How do I avoid repeating this subquery for the IN clause?

Tomas Aschan picture Tomas Aschan · Mar 29, 2011 · Viewed 7.4k times · Source

I have an SQL script (currently running against SQLite, but it should probably work against any DB engine) that uses the same subquery twice, and since it might be fetching a lot of records (the table has a couple of million rows) I'd like to only call it once.

A shortened pseudo-version of the query looks like this:

SELECT * FROM
    ([the subquery, returns a column of ids]) AS sq
[a couple of joins, that fetches things from other tables based on the ids]
WHERE thisorthat NOT IN ([the subquery again])

I tried just using the name (sq) in various ways (with/without parenthesis, with/without naming the column of sq etc) but to no avail.

Do I really have to repeat this subquery?

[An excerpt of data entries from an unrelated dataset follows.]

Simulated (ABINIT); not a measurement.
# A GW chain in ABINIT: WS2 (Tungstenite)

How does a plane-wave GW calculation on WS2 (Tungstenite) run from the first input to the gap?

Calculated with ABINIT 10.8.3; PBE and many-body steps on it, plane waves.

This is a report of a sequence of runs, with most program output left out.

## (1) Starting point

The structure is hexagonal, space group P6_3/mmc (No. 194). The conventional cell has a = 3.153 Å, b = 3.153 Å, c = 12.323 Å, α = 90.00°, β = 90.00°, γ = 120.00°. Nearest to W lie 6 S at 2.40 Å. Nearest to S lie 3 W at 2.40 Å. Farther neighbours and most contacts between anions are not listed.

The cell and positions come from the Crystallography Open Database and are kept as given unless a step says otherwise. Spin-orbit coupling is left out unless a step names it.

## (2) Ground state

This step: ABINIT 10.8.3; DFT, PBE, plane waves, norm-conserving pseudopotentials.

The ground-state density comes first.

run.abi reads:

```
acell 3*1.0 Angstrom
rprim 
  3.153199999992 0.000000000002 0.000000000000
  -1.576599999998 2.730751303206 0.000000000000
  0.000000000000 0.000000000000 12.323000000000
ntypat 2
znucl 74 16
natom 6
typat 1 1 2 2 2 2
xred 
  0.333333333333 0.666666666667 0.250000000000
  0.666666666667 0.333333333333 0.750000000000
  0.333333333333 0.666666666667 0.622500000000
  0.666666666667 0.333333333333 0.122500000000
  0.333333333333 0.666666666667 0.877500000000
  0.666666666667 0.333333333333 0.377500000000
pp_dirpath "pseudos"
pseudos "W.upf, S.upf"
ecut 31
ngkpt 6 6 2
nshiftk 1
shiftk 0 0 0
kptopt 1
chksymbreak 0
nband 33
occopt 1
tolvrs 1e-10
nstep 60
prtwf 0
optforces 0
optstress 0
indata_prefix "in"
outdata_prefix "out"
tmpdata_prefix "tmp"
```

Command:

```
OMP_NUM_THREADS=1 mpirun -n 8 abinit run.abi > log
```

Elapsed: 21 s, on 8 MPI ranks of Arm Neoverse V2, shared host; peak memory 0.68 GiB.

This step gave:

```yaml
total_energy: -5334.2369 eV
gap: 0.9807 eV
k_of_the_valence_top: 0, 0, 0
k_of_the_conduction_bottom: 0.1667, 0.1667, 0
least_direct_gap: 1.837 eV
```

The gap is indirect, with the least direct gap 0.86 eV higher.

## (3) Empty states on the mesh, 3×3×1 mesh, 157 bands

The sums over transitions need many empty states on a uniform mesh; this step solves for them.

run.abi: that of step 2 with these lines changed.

Clarification: I am doing this in python and sqlite as a small demo of what can be done, but I would like my solution to scale as well as possible with as little modification as possible. In the real situation, the database will have a couple of million rows, but in my example there is just 10 rows with dummy data. Thus, code that would be well optimized on for example MySQL is absolutely good enough - it doesn't have to be optimized specifically for SQLite. But as I said, the less modification needed, the better.

Answer

Janick Bernet picture Janick Bernet · Mar 29, 2011

There is a WITH clause in standard SQL, however, I don't know if it is supported by SQLlite - though of course worth a try:

WITH mySubQuery AS
(
  [the subquery code]
)

SELECT * FROM
    mySubQuery AS sq
    [a couple of joins, that fetches things from other tables based on the ids]
WHERE thisorthat NOT IN (mySubQuery)

That said, what you do here will likely be horribly slow for any data set that is more than a few thousand rows, so I'd try to remodel it if possible - NOT IN should be avoided in general, especially if you also have a couple of joins.